Lively dancing provides pleasure amid cardboard characters, muddled messaging of PTC’s “Prom”

Sat May 13, 2023 at 12:20 pm
By Catherine Reese Newton
Celeste Rose and Mia Cherise Hall as Emma and Alyssa in The Prom at Pioneer Theatre Company. Photo: BW Productions

Pioneer Theatre Company is closing its season with a big, bright dance party. Fittingly enough, the dancing is the best part of The Prom

Director Karen Azenberg’s delightful choreography, combined with an uplifting message and some stellar singing, overcame the musical’s forgettable score and puzzlingly uneven tone to bring the opening-night crowd to its feet.

The story is inspired by real events: In 2010, a Mississippi high school canceled its prom rather than let a lesbian couple attend, then reinstated the event after one of the students sued—only to be undermined by a separate, secret prom organized by parents. Celebrities crowd-funded an inclusive prom in response.

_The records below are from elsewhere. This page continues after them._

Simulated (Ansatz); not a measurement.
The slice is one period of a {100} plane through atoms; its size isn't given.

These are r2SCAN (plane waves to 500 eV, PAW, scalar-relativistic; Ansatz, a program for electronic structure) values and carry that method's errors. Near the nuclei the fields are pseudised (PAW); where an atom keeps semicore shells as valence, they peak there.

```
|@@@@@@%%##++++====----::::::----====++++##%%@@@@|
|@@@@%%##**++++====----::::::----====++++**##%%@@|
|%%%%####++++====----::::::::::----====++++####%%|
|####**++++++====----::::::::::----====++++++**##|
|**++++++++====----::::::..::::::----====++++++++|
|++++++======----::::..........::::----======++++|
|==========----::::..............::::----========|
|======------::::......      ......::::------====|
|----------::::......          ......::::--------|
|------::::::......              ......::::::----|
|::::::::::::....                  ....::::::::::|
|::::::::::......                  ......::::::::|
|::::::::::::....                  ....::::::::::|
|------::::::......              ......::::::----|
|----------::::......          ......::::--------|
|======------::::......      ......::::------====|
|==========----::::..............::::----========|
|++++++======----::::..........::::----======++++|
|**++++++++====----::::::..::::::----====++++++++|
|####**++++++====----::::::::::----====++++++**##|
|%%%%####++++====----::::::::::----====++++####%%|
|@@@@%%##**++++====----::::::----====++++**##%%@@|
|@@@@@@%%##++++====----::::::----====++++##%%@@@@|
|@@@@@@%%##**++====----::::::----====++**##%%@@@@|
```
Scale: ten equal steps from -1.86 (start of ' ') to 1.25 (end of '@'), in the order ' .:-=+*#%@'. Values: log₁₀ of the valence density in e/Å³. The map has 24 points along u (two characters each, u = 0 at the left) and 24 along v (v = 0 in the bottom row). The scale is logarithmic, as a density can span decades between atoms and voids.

The 2016 musical by Chad Beguelin (book and lyrics), Bob Martin (book), and Matthew Sklar (music) moves the story to Indiana and puts most of the focus on the adult celebrities—four self-important actors in desperate need of a career boost and/or image rehabilitation who hop on a bus to educate the small-town bigots they’ve read about on Twitter. 

The result feels like Footloose, Hairspray, and Glee put into a blender with Sunset Boulevard. It isn’t just that the often-hilarious showbiz satire and earnest teen drama are competing for our attention; the bigger stumbling block is the unfocused tone.

Ridiculing the messenger but not the message is a tricky line to walk, and The Prom doesn’t always do it well. For example, an actor’s exhortation to the mean teens to “Love They Neighbor” is so preachy and goes on for so long that you start to wonder if you’re meant to take its message seriously. Aaron Sorkin did this sort of scriptural takedown so much better on The West Wing.

But never fear; after a dynamite dance break featuring some of Azenberg’s snappiest choreography, the homophobic kids are fully converted. (Believe it or not, this is not the most miraculous volte-face in the show.)

Despite these flaws in the material, The Prom is undeniably fun and is anchored by some excellent performances. 

Photo: BW Productions

Anne Tolpegin, a world-class belter with big Patti LuPone energy, is gloriously over the top as Dee Dee, a two-time Tony winner whose career has gone south. T. Branch Woodman brings equally impressive pipes to the role of her bestie Barry. His is the best-developed character in the show, and Woodman is terrific as he peels away the pompousness to reveal a vulnerable, but still fabulous, human being.

Along for the ride are two showbiz staples, perpetual understudy Angie (Wendy Waring) and Juilliard-trained waiter Trent (Josh Adamson). Waring makes the most of the one chance she’s given to shine; “Zazz” kicks off the second act in style as her sharp Fosse-inspired dance moves make us believe Angie just might have been born to play Roxie Hart. If Adamson’s showcase number, “Love Thy Neighbor,” is less successful, it’s due to the uninspired music and no fault of the actor, who sings and dances with wit and flair.

The ostensible central character is Emma; it’s her prom, after all. But if not for a marvelous performance by Celeste Rose, Emma would have come off as an afterthought. Rose’s touchingly natural acting, beautifully lyrical singing, and superhuman breath control overcome a criminally underwritten part.

Supporting actors Howard Kaye (the harried agent), Mia Cherise Hall (Alyssa, Emma’s closeted girlfriend), Bernard Dotson (the do-gooder principal), and Erin Wilson (the anti-gay crusader) have varying degrees of success in fleshing out their one-dimensional characters. The large ensemble cast never fails to dazzle in the show’s many high-energy dance numbers, and a lively fourteen-piece pit orchestra led by Phil Reno brings the production values up another notch.